Structured data sheets

This is what got me thinking about combining the best of Access and Excel the other day.

structured-data2.jpg

I think I would like to see some new sheet types. A couple that immediately come to mind are function definition sheets (to be covered soon) and structured data sheets.
A structured data sheet would end up pretty similar to an Access table probably (possibly a not very well structured one (ie not normalised)). Heres a thought about that- if users dont understand normalisation and data theory, why not develop tools that hide that stuff from them, whilst still allowing them to express themselves effectively? (But of course make it available for people who know what they are doing and need full control).

Anyway, structured data sheets… A lot of the models I work with have big, repetitive tables, often with vlookups or index/matches pulling specific items out for use elsewhere, perhaps summaries. The data is structured to an extent, but there is no way to tell Excel (or your spreadsheet of choice).

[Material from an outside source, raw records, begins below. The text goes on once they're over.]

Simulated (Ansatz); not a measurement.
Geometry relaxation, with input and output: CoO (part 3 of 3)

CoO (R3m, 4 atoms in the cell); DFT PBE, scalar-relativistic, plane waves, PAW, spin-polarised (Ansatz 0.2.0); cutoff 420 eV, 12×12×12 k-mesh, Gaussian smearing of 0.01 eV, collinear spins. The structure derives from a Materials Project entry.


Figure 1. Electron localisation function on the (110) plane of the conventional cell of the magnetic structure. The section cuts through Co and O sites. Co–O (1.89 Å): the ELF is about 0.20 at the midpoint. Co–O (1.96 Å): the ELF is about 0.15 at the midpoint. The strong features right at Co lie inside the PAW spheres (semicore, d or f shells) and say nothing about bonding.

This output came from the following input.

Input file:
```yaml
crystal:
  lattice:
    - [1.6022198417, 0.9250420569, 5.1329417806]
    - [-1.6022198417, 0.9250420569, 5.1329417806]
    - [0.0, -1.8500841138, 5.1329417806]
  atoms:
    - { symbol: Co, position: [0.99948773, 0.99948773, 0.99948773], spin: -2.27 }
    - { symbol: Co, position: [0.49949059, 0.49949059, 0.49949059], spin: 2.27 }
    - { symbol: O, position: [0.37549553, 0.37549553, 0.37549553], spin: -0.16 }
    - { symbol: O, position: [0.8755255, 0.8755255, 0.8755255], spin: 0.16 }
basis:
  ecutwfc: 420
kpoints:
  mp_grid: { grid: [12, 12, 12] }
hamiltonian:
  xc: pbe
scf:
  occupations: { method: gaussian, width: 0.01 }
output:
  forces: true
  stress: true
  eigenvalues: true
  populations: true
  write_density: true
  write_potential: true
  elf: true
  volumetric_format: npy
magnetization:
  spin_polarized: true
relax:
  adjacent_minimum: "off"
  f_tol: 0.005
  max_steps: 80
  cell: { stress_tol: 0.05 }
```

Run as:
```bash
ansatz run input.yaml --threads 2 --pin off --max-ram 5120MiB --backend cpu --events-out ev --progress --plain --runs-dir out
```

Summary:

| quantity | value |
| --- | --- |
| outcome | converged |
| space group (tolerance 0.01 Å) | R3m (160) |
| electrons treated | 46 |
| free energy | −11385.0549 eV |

If you could say values only here, formulas only there, you could remove a whole class of potential errors. If you could create efficient indexes, look ups could be faster. Perhaps you could use SQL (or something a bit more user friendly – whatever that is), maybe removing the 3 argument lookup/unsorted list errors. Perhaps you could define the functions you need just once, and apply them in many places, removing potentially inconsistent formula type errors. I don’t think it could give us world peace, but it might be handy all the same?
Comments?

Heres a rough prototype, but I can already see possible changes  – including losing the row and column headers.

 structured-data1.jpg

Do you have any other suggestions for new developer features?
Harlan already suggested SQL.Request (how would you implement connections Harlan?), It seems I already nicked Ross’s combining Excel and Access idea (you do have prior art proof of that tm right Ross?) Has anyone got any others they would like to share? Improv anyone?

cheers
Simon

Advertisements

3 Responses to “Structured data sheets”

  1. Harlan Grove Says:

    Doesn’t SQL.REQUEST already handle connections? Or does it rely on pre-defined ODBC connection objects?

    Anyway, for comparison purposes, Lotus 123 Release 5 (early 1990s) provided named database connections that could be used like ranges in various functions. For example, @VLOOKUP calls against database tables. As I recall, it required pre-defined ODBC connections, but it was very useful.

    Having seen and worked with database functionality in Excel and 123, I’ve always been impressed by how LITTLE database functionality Microsoft has seen fit to provide Excel. I can’t see them changing their minds about this any time soon.

  2. Harlan Grove Says:

    Different tack.

    Spreadsheets’ main advantage is their grid. It presents an array data structure that can accommodate text or numbers in each cell, and it provides a very simple to understand & use addressing scheme. This makes it VERY EASY to create ad hoc forms/interfaces. NOTHING ELSE is as quick or easy for setting up SIMPLE interfaces.

    Spreadsheets’ main disadvantage is the one-off formula. Excel provides some assistance in locating possibly anomalous formulas via tool tips, but it’s an overly simplistic mechanism (seems to me it compares formulas effectively in R1C1 addressing notation and flags ANY differences). Array formulas address this to some extent, but they’re relatively inflexible. Entering like formulas in batch by selecting multiple cell ranges and entering with [Ctrl]+[Enter] is usually a good idea, but the result is a collection of single cell formulas with no means of locking in their common form. No matter how well you try to integrate spreadsheets and databases, the spreadsheet part will still suffer from one-off formulas.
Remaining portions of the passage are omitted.